In doing so, Crichton (and the trial court) may well have run afoul of Davis v. United States, the controlling U.S. Supreme Court precedent on this matter. In Davis, the suspect had told his interrogators: “Maybe I should talk to a lawyer.” No lawyer was provided, the interview continued, and the suspect made incriminating statements that were later used to secure his conviction. The Supreme Court held that none of this violated the Constitution. It reasoned that, in order to invoke his Fifth and Sixth Amendment rights, “the suspect must unambiguously request counsel.” The court elaborated:

If the suspect's statement is not an unambiguous or unequivocal request for counsel, the officers have no obligation to stop questioning him. … [H]e must articulate his desire to have counsel present sufficiently clearly that a reasonable police officer in the circumstances would understand the statement to be a request for an attorney.

The constitutional standard, then, is whether “a reasonable police officer in the circumstances” would interpret the suspect’s words as a request for counsel. Demesme’s statement plainly clears this bar. The Davis court was quite explicit that a suspect need not “speak with the discrimination of an Oxford don.” He need only get the point across. Yet because Crichton refused to interpret Demesme’s words as a reasonable police officer surely would, he asserted that no constitutional violation occurred. 
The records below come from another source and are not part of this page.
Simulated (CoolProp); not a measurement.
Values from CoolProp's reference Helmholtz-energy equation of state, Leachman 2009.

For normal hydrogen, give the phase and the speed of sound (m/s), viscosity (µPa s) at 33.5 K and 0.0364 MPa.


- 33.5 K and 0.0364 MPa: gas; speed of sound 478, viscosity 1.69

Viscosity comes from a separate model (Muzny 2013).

Ironically, Crichton’s musing probably makes this case more vulnerable to U.S. Supreme Court review and reversal. The justice unintentionally illustrated a real problem: Courts can manipulate the “reasonable police officer” standard to conform to their own syntactic preferences, transforming a straightforward if informal request for a lawyer into argle-bargle. Police officers can then follow their lead, willfully misinterpreting anything but the most polished and proper demand for a lawyer.

The Supreme Court can forestall this constitutional subversion by taking Demesme’s case—presuming he appeals—and clarifying that a “reasonable police officer” may not deliberately ignore the intent of a suspect who colloquially but unequivocally asks for a lawyer. Otherwise, lower courts and police officers can wriggle out of the Constitution by pretending to be hound-mad boneheads.